I first felt it after Freshman year--yes, that early--when I nearly had to leave university due to my grades, and I just really did not feel like going back. Pre-Med is hard, but not having the heart and brain to go into it while studying it is even harder. I didn't know what I was feeling other than depressed, guilt-ridden, and extremely unmotivated.
I had never felt unmotivated before. I was the weird kid who loved homework and told my family I liked the standardized testing (MEAP if you were a Michigan-Based Millenial) because I got to spend a lot longer of a period of time on one subject than hopping around all day.
I suddenly dreaded the idea of going to classes and hated registration, even with changing my major to my real skill set in Literature. I took one semester during Sophomore year to raise my GPA with gen-eds, but it never felt worth it. I got elected to the position of president in my favorite student organization, and that was all I had for a while.
At the end of that year, I was told I was nominated for recognition at an award ceremony for this, and that was when I finally heard the word I had been feeling on and off again for the past four semesters: Burn-Out.
"Y'all, burn-out is real," she said into the mic after spending a very long time being the GA of the Resource Center. And wow, I realized I was already feeling it - "But I'll be fine, I'll just keep on pushing on! Fake it 'til you make it!" was my motto all summer and Junior year.
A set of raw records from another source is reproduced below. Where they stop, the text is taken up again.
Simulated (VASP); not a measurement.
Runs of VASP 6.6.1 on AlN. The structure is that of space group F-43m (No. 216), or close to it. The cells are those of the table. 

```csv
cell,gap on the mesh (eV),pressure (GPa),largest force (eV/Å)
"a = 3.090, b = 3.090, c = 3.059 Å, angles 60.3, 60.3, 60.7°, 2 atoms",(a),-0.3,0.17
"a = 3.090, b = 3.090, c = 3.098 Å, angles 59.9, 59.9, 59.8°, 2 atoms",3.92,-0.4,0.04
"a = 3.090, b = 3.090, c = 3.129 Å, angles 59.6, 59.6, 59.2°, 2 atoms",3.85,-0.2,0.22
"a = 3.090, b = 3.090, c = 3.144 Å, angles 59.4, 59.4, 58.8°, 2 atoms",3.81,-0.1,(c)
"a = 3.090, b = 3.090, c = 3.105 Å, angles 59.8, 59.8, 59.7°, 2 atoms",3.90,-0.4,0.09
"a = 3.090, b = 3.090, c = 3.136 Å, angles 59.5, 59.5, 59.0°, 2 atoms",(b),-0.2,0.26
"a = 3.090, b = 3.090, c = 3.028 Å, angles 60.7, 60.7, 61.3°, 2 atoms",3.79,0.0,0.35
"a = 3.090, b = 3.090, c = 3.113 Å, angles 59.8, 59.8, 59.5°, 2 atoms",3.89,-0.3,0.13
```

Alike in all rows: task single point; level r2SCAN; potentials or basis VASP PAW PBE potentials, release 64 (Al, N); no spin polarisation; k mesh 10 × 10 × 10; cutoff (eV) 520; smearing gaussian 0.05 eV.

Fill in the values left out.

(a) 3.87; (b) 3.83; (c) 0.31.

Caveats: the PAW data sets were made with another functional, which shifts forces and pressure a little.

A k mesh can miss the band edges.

And Junior year did happen. It was my worst year of college ever. I was late to every single class, I used every absence I was allowed to, did nothing but sleep and avoid the world. I slept like crazy, my emotions were at rock bottom and turning into dust, and I did whatever it took to get by and do it crazily.
I very shamefully tell the story of how I completely forgot I had a mid-term in a class, barely touched the books (ouch, I'm sorry, I love books, I promise) and literally got a 100% on that midterm. I tape it to the wall to remind me that even in hard times, I succeed.
But I definitely had three hours of panic immediately after turning the blue book in. I still panic thinking about walking into that period. Don't even ask me about my Bible course.
The Burn-Out hit me like a train Junior year. I hated school, I hated the organization I built from the ground up. I hated the way other people made me feel. I hated classes. I hated reading.
I was a Literature major who hated reading.
I was crying so often that on days where I didn't I was so surprised that I started crying about how I hadn't cried. I managed to hide how often I was shaking. I managed to Fake It 'til I Made it in all my classes and passed. Even got my GPA to raise a bit. But man, I hated it all, and it nearly destroyed me to do it.
After taking the necessary precautions to stop feeling the burn-out as acutely as I did when I entered my senior year, I started saying, "it's just the last two semesters. It won't be bad!"
It was a nice thought, but also naive.
Senior year has been kicking me in the gut every five minutes. There are money issues. There are fears, projects, money issues, and friendships to maintain. There's a new job and internship applications. On top of everything else? A classmate from high school recently died. Again, there are money issues. There's my mom, my sister, my family, and there are friends. Can't forget there are money issues. Can you tell where my anxiety planted its roots?
Senior year Burn-Out is arguably worse than any other. I am literally holding my graduation cap and yet have the dread of "I'm never getting out of here, so what's the point?" I see friends on a daily basis and have to pretend that I have all the energy in the world to pull myself by the bootstraps to turn in assignments on a Friday when I had just finished a ten-hour shift at work.
I have to pretend that I have no idea that there were assignments and reading prompts on Sunday night because Sunday night was after a 5 hour early open shift and 5 hour meetings in heels that are slightly too small and I just don't feel like prioritizing a two paragraph response to a fourteen page article when I'm tired and hungry.
This Burn-Out drills you from the inside out: you start by losing the emotional investment, then the physical investment takes its toll and you just stop standing up to do the things. A lot of people call this "depression," but as someone who also knows what that is, this is its own beast. Burn-Out is the other supervillain in town that just gives a respectful nod to Depression when you're just trying to save yourself.
Man, I am tired, and that phrase might go on my graduation cap with glitter and flowers.